Monday 10 October 2011

From the Balcony


Only the exhaustive is truly interesting- who wrote that? And the other border of this divide I straddle – thirty seconds? But I want it now! Attaching my daypack to its big brother in a hot sweat, the sweat of passport control, the sweat of customs, and the pointless race to the baggage carousel, I know that she is just beyond the ‘Sortie’ sign. And I have exhausted myself in anticipation but would almost prefer it if she were already here and there was no ‘big meeting’ at all. Withdrawing from sight, meting out comparisons between incomparables – why am I the last to leave the terminal? Are you going to tell me; tell me about those first moments! Hers is the first face I notice. All the other faces are imprecise as background characters in a movie. The doors open and she sights me and stands. The weight of the backpack topples me into her; we embrace, stare at one another with unidentifiable emotions, walk.

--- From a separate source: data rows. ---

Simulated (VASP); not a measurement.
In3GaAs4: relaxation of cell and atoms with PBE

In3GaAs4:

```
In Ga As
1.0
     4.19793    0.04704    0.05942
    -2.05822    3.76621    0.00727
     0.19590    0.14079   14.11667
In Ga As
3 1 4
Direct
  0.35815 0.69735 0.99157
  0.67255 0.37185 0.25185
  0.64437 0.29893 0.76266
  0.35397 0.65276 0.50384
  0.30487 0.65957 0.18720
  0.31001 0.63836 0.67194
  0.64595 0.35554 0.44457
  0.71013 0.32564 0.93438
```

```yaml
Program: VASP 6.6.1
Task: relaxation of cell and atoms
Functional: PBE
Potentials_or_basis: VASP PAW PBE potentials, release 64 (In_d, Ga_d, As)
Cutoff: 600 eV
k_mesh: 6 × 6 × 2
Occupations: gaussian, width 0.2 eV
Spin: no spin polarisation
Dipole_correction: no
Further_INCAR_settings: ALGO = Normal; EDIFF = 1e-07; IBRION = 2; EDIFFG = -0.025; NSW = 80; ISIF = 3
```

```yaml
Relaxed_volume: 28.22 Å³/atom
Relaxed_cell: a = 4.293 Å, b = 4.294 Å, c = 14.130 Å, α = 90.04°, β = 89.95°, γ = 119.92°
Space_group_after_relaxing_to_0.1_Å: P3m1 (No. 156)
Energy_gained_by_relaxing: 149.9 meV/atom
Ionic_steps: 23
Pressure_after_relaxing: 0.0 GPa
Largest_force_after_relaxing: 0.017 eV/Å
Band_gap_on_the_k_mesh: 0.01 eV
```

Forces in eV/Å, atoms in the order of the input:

At the back of the shuttle bus I do not touch her, I can hardly look at her- when I do I always seem to lapse into a rude stare that confuses some young Quebecois backpackers on their way home. What is this beautiful French Canadian whose fringe is straight and nearly covers her eyes doing conversing entirely in English with him, wild haired and bespectacled, too awkward to sit flush on his seat? Perfunctory questions about the flight and the weather and a small road accident flash dimly through our stalemate, charged with joy but overlaid by a feeling I can’t pin down. After every answer we share a glance, smile innocently and shake our heads, as if in disbelief, then look away again. It is a common condition among people to have their mind’s eye fixed on something but their gaze trained on something else; never have I felt that more acutely than in these dark caricatures of neighbourhoods seen but unseen, this city I have never visited and should be clamouring to study but am closed off from by a solid wall of other thoughts.

We come at last to a stairwell. Too narrow for two, I go in first but must let her push uncomfortably past my massive backpack in order to unlock the door. My legs are weightless at this point and I suffer from short interludes of terror. And the floorboards creak more than any I’ve heard and they seem to heave beneath us, and that nostalgic perfume trickles back to me in the air her body cuts through. The bedroom I know so intimately from Skype is now here, a cartoon illustration come to life. I cast my stuff down exhaustedly and shower. The shower is difficult to work and I burn and I freeze. When I creak back to her the door is ajar, held so by a stone pig smirking at me. It smells of incense. Will I put things away before bed, she asks – empty hangers dangle in waiting on my side of the close. My side? Unbelief never took so trivial a form. Police sirens sound strangely over my no and fully clothed I lower myself onto her frameless mattress, taking care not to step on her legs. Still I struggle to look at her.

The walls are poorly painted in off-pink, white base layer showing underneath. They are adorned with posters and photographs and incomprehensible French scrawled in black marker. A picture of her, then 16, with her girlfriend of the time takes my attention; her hair is short and her eye makeup dark green. I ask her about it and before long we are looking through her few remaining baby photographs, in front of televisions with Play School-style women holding colourful placards aloft – CINQ, SIX, SEPT – by lakes with her father and on couches between cousins both kissing her forehead, face practically unchanged, eyes no more or less spectacular; in her teenage brother’s arms, with her mother whose hair colour changes in every shot, a tiny carefree mind destined to live out hardships both undeserved and self-engineered, anchors on her dress and glittery cheeks, and by the time the first picture comes around again her chin is on my shoulder, her arms threaded under mine to reach the top of my back. And I am holding a body which is bigger than I remember it as if I were holding a family member I had taken for dead. Below the last line of Romain Gary’s suicide note suspended in huge letters from the ceiling like the Happy Birthday at a child’s party I recognise and drink her. My heartbeat returns to normal; the ineffable feeling was love. Sunlit Australian beaches encroach briefly on my dreams. Then hours and hours of nothing. When I wake, half the day is gone.